Robin does both art and commercial modeling, and she has experienced a real difference between them.
"In glamour photography, you look right at the camera and it has that sex appeal," she says. "In art modeling, I want to maintain a kind of distance."
"Some of these men at the Art League just enjoy looking at women's nude bodies," says Gena, another model. "I've been asked a couple of times, can I take a picture of you, and I just say no. Flat out no. I'm not going to offer my services for free. I'm just not comfortable with that. There may be some, when they go home they get something of a sexual feeling from it, but I've never felt that when I'm modeling. I've never felt threatened sexually, or that I was being looked at sexually. I don't think I would have done it if I had felt that way, 'cause we're all sexual beings, but I don't feel like exploiting myself. Even though I feel somewhat alienated when I model, I don't think it has to do with the sexuality part of it."
Ben Woitena says he's had a few students, particularly religious students, who were uncomfortable with the nudity. "One woman did a male model with a cloth draped across his lap, when there wasn't a cloth. I asked her why, and she said because it was wrong. I told her no, you can't do that in here. Aesthetics has nothing to do with morality."
Tammy says that, surprisingly, in her seven years as a model, nobody has ever come on to her.
"The modeling is like being naked with your momma," she says. "When you're with the artists, it's a very pure and wonderful thing, and not sexual at all. By putting clothes on the models, it would put that sexual connotation in there.... We've never had one weirdo in the bunch. I was very much a victim a lot of times in sexual situations, just how women are treated normally. [In modeling] it was just like being a baby -- that purity and that love. I value their friendships more because it was so absent, because I know that's one place I can go and be safe.... They don't get all hung on a model any more than they would their brushes. They don't get any weird ideas about how their brushes feel, and they don't get weird on the models. Sometimes, you're like a vase."
I cannot be transferred so easily
on their large white paper pads.
Up here, away and removed from everyone...
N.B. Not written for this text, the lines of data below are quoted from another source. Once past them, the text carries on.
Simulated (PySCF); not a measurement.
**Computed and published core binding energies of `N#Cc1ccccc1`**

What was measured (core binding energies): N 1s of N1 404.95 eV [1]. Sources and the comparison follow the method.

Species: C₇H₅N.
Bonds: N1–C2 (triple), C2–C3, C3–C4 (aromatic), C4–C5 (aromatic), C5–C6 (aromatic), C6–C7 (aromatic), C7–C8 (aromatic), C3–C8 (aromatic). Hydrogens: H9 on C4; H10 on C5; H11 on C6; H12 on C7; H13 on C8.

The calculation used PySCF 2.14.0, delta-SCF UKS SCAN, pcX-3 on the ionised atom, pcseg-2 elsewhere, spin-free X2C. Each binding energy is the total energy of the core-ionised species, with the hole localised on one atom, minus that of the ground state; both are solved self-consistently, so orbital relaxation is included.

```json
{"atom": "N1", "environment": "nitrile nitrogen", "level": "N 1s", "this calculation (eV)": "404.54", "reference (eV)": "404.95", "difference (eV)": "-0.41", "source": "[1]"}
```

only I can see what I really look like....
Oh, let them whisper,
I am invisible.
"From the Eyes of the Model," Gena M.
Gena has an open, honest face, her warmth and her imperfections right there, unabashed. Her hair is boyishly short. She lives in a cozy paneled garage apartment with her cats Twyla (as in Tharp) and Lily (after her first theater role, in junior high, Lily in Carnival). Her tiny, vulnerable body, her self-admitted sensitivity and difficulty functioning in the "real world," all seem integrated in an oddly inspiring way. Like Rose, she's an actress, and the two work well together, their bodies a yin and yang complement to each other. They were favorites of painter Jim Cogswell; he hasn't worked with a model since he moved to Chicago, because he hasn't found any he responds to like Rose and Gena.
Gena's first class was at the Art League, and it happened to be all men. She stripped and took a long pose for two and a half hours, with breaks. "I was a little nervous, but everybody was very pleasant, very nice. None of them looked like lecherous types or anything."
Everything seemed fine until she walked around during one of the breaks and realized nobody was drawing her body. "Everyone was doing portraits," she said, laughing. "That was my first experience."
Gena persevered, despite her disconcerting initiation, and has become one of Houston's better-known models. One photograph of her by George Krause has been shown at the Museum of Fine Arts and toured around the world. The stark black-and-white image shows Gena in her small bathroom, towel wrapped around her head, stepping out of a dry bathtub, hand clutching the shower curtain.
"It's not a flattering photograph," Gena says, "it's just very weird-looking. But people have recognized me from it. I've had people say, "I saw you at the museum." Because of [Krause's] name and who he is, I was flattered that I was hanging in his show.... But although I look at my body on a regular basis, it looks alien in a photograph -- "That's me, wow.' "
Indeed, in the past year, Gena has begun to feel alienated from modeling in general.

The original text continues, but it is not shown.